The DS was great. The Switch lacks the features that made it amazing, imo.
Casual Conversation
Share a story, ask a question, or start a conversation about (almost) anything you desire. Maybe you'll make some friends in the process.
RULES
- Be respectful: no harassment, hate speech, bigotry, and/or trolling.
- Encourage conversation in your OP. This means including heavily implicative subject matter when you can and also engaging in your thread when possible.
- Avoid controversial topics (e.g. politics or societal debates).
- Stay calm: Donβt post angry or to vent or complain. We are a place where everyone can forget about their everyday or not so everyday worries for a moment. Venting, complaining, or posting from a place of anger or resentment doesn't fit the atmosphere we try to foster at all. Feel free to post those on !goodoffmychest@lemmy.world
- Keep it clean and SFW
- No solicitation such as ads, promotional content, spam, surveys etc.
Casual conversation communities:
- !casualuk@feddit.uk
- !casualeurope@piefed.social
- !forumlibre@jlai.lu
- !batepapo@lemmy.eco.br
- !esp@lemm.ee
Related discussion-focused communities
- !actual_discussion@lemmy.ca
- !askmenover30@lemm.ee
- !dads@feddit.uk
- !letstalkaboutgames@feddit.uk
- !movies@piefed.social
- !television@piefed.social
Welp, too bad I never had it to compare. I haven't played a mario game for like more than 15 years (until now), I vaguely remember playing on some very old Nintendo system when I was very young (like not the handheld types, I don't think), when I was in China. Then we immigrated to the United States and like we didn't bring all that stuff, my parents only packed a lot of clothes, legal documents, and like that was it.
I don't think I ever had a legitimate Nintendo system before, it was probably all bootlegs. And it was always shared with my older brother, I couldn't play when he was playing.
It's hard to have to leave everything behind. I think when adults pack for kids, they think about the things you'll need and don't consider the kinds of belongings that kids find meaningful.

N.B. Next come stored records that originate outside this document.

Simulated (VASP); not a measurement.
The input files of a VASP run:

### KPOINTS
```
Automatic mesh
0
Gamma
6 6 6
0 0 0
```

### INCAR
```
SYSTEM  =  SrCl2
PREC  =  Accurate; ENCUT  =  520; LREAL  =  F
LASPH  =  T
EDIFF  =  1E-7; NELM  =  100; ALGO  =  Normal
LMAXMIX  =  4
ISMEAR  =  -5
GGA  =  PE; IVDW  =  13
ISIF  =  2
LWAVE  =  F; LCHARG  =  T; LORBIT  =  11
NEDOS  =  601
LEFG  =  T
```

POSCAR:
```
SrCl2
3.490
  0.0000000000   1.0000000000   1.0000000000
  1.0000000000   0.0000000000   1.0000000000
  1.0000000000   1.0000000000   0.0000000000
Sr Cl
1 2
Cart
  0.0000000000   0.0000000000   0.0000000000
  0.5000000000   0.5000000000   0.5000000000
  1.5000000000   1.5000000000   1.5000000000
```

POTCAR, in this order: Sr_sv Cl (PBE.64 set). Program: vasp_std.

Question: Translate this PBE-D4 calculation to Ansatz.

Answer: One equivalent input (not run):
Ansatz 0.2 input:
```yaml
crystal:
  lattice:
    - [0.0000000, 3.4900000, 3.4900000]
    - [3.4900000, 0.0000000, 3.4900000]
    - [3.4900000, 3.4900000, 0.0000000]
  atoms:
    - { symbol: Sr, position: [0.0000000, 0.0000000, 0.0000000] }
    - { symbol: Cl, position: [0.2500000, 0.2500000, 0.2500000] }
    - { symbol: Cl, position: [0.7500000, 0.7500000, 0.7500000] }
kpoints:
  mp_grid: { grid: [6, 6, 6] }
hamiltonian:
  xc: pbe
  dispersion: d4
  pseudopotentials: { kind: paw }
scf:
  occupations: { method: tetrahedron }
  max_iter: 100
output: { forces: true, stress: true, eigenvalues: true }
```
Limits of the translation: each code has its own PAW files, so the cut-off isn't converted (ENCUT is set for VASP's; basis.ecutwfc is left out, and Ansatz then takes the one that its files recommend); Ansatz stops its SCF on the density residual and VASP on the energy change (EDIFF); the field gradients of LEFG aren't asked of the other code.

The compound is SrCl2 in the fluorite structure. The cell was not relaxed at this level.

A lot of my childhood games were flash games, and counter strike on the school PCs lol. I had a ps2 when I was very young, and later a ps4 in my later teen years, but basically everyone in class were PC gamers (I think one had an xbox), so it still felt like I was removed from all the multiplayer gaming and modding, and stuff, so I was like a schrodinger's gamer at that point. I could talk about games, but I still didn't feel like part of the gamer community in class
Now I have a PC tho, and I honestly regret asking for a ps4 for christmas way back then, cause honestly I probably would've had more fun on a comparable price PC.. though asking my parents for PC parts would have been a pain haha
My parents were super anti-video game, and also thought Pokemon were some satanic cult thing... My brother and I used to absolutely LOVE when my mom would leave us home alone on school vacations or weekends to go shopping or something or run errands while dad was at work, we would pop right on over to Kids' WB! and cross our fingers that Pokemon was on.
Our dad took my brother and I to some computer fair/carnival thing one time in 2000, I don't remember exactly where it was, but it was in a parking lot in front of some boring commercial building. There were computer themed carnival games, booths with information, displays of the newest tech, etc. We played lots of games and had a fun time.
Well, turns out, I was REALLY good at throwing floppy disks, because I got the 3rd highest score in the floppy disk throwing game (you had to hit targets of varying size to score points). My prize? A purple Gameboy color and Pokemon Yellow. (First prize was a high-end Windows 98 computer. I remember being bummed I didn't win a computer, but I still have that purple Gameboy Color... Probably wouldn't be able to say the same for the PC)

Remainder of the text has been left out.